Loading HDF5 data

Loading HDF5 data#

Loading ptychographic X-ray data into PtyPy from an HDF5 file, running a phase retrieval engine and inspecting the output.

PtyPy uses the PtyScan class to interact with experimental data and traditionally it was recommended that users write their own PtyScan subclass for each experiment or beamline, as documented in this tutorial on Data Management. This approach is extremely flexible since it allows users full control on defining how their data should be loaded based on whatever file format their data is stored with, but it requires some programming efforts and can therefore be a barrier for new ptychography users. However, if your exprimental data is stored in an HDF5 file - a file format adopted by most instruments and facilities - it is much simpler to just use the Hdf5Loader PtyScan subclass which already provides a generic interface to load ptychographic data of a single or multiple HDF5 files into Ptypy.

The data#

Data file	Type	Download	Courtesy of	Reference
dls_i08_nanogold_small.h5	Raw	small_data.zip	Majid Kazemian	DOI

In this example, we use an experimental data set collected at the I08-1 instrument at the Diamond Light Source on a test sample (gold nanostructures deposited on a carbon film). A subset of the experimental data including some meta information has been saved in an HDF5 file named “dls_i08_nanogold_small.h5” that was specifically created for the purpose of this tutorial. We can use the following code

import h5py, os
tutorial_data_home = "../../data/"
dataset = "small_data/dls_i08_nanogold_small.h5"
path_to_data = os.path.join(tutorial_data_home, dataset)
with h5py.File(path_to_data) as f:
    print("The file {} has the following entries: \n".format(path_to_data))
    print('\n'.join('\t* {0:<13} \tshape = {1:}'.format(k,f[k].shape) for k in list(f)))

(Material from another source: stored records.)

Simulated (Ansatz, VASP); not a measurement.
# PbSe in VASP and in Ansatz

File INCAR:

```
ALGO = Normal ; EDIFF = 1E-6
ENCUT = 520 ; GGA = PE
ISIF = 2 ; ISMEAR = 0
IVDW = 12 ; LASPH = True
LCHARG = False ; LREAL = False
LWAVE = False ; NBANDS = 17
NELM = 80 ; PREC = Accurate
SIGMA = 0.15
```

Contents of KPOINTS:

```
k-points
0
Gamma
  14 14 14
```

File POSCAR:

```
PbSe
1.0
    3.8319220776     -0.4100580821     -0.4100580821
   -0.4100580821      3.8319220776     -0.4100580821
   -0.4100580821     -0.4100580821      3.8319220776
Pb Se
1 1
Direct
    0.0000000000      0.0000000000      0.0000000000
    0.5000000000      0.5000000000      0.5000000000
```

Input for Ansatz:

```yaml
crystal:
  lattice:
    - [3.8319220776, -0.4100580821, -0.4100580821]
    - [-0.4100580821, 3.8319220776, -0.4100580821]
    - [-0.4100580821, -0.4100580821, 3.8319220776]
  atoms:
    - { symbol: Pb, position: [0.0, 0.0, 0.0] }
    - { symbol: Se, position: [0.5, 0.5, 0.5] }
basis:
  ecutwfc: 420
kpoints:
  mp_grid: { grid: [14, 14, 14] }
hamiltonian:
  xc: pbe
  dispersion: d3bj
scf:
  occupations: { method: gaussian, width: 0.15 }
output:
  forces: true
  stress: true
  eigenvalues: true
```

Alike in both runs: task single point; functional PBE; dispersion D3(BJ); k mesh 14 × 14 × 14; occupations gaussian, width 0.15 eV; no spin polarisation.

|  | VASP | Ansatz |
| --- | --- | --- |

to list all entires/keys saved at the root level

The file /global/homes/b/benedikt/workshop_data/small_data/dls_i08_nanogold_small.h5 has the following entries: 

	|- data          	shape = (707, 128, 128)
	|- det_distance_mm 	shape = ()
	|- det_pixelsize_um 	shape = ()
	|- energy_ev     	shape = ()
	|- posx_mm       	shape = (707,)
	|- posy_mm       	shape = (707,)

import h5py, os
tutorial_data_home = "../../data/"
dataset = "small_data/dls_i08_nanogold_small.h5"
path_to_data = os.path.join(tutorial_data_home, dataset)
with h5py.File(path_to_data) as f:
    print("The file {} has the following entries: \n".format(path_to_data))
    print('\n'.join('\t* {0:<13} \tshape = {1:}'.format(k,f[k].shape) for k in list(f)))

Loading the data#

This example helps us getting started with using the Hdf5Loader, which is going to be used throughout the rest of the tutorials. First, we need to make sure that the hdf5_loader module is loaded

ptypy.load_ptyscan_module("hdf5_loader")

which enables us to use 'Hdf5Loader' as our data loading class

p.scans.scan_00.data = u.Param()
p.scans.scan_00.data.name = 'Hdf5Loader'

Now, the only thing left to do is pointing the different data parameters to the relevant files and keys. For the diffraction intensities, we specify

p.scans.scan_00.data.intensities = u.Param()
p.scans.scan_00.data.intensities.file = path_to_data
p.scans.scan_00.data.intensities.key = "data"

For the scan positions we separately read posy_mm as the slow and posx_mmm as the fast axis, and we also need to provide the correct multiplier that converts to SI units (meters)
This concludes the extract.